What does it mean for a problem to be NP Hard or NP Complete?

In: Mathematics

First a quick eli5 style definition of “NP”: a class of problems which are very difficult to solve, but easy to verify a solution if offered, when simplified down to a Yes/No answer. The most well known example is the travelling salesman problem: given a list of cities and a complete cost table (eg: cost of a bus ride to/from every possible pair of cities), visit each city exactly once in sequence and come back to where you started for as little money as possible. Your job is to choose your visiting order. To make it a Yes/No problem, you are given a budget and asked if it’s even possible to accomplish within the budget. It’s actually really hard to verify for sure whether the answer is Yes or No, but if someone showed you a route, it would be really easy to verify that it is within the budget and that the answer is Yes.

So with that out of the way…

NP Hard problems are problems that, if for even 1 of them we could come up with a radical strategy that brings the difficulty down from “oh god it’s a nightmare” to “child’s play” (from the point of view of a computer), then ANY NP class problem could be brought down to “child’s play” difficulty. And to be clear, ALL NP class problems are currently nightmare difficulty.

An “NP Complete” problem means it is NP hard, but also in the NP category itself. There are categories more difficult than NP, and an NP-hard problem is allowed to be in these higher difficulty categories and still meet the above definition. An NP-Complete problem is also in the basic NP category. So that’s why they’re interesting.

All the known algorithms for solving NP Complete problems require exponential time to solve. Choosing the well-known travelling salesman problem, if there are *n* cities for the salesman to visit then the time taken to find the shortest trip will be, at best, proportional to *x^(n)*, where *x*>1. People have found ways of reducing *x* to very close to 1 but solving really large problems is not practical.

One of the biggest problems in computer science is to prove (or disprove) that NP Complete problems require exponential time.

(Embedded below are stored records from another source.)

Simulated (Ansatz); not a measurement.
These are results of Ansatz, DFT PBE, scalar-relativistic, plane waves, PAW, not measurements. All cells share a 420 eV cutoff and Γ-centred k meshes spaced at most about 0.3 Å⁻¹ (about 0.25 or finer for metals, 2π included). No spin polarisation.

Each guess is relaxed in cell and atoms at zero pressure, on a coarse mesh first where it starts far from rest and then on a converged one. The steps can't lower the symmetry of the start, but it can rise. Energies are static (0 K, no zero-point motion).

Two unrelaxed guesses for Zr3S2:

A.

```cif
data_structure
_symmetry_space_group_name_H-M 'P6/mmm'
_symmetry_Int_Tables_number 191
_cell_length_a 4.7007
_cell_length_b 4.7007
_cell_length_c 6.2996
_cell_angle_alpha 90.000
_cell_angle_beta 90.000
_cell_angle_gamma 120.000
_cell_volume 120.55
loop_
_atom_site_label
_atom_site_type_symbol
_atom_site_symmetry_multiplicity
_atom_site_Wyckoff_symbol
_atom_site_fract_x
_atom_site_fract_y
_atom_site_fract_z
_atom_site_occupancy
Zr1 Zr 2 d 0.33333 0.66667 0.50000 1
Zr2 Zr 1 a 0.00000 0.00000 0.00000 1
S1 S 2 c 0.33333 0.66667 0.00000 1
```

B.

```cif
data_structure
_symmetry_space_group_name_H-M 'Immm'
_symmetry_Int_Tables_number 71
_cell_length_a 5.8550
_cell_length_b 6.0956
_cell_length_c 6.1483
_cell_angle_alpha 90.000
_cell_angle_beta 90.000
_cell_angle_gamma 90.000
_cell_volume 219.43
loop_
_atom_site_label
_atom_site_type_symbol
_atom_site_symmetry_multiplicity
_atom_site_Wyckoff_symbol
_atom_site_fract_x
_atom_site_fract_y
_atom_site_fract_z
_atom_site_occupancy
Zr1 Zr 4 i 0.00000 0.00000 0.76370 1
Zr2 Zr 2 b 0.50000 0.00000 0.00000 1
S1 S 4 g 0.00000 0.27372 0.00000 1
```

Say you have a set of puzzles, such as jigsaws, rubix cubes, and brain teasers ( like metal pieces that have to sit together. Ones you are able to complete can go in the P category, and you have a method for completing them, which is your ‘algorithm’. Let’s say you finished a 100 piece jigsaw, which is now in P. You open a 5 million piece jigsaw; you know the algorithm to complete it, it may just take an indefinite amount of time. This is the NP complete class. NP Hard is when you can solve a problem with a harder algorithm, simplifying into an easier algorithm of another NP problem. This could be a brain teaser that might have some elements of a larger rubix cube, so it’s solvable algorithm might be reducable into a rubix cube algorithm.

The main basis for all of these is that a computer would have a very hard time solving certain problems ( travelling salesmen problem, etc.) They could hypothetically be solved, but a computer will have an polynomial running time that is not currently feasible. We put these problems into the P, NP and sub NP categories depending on their complexity.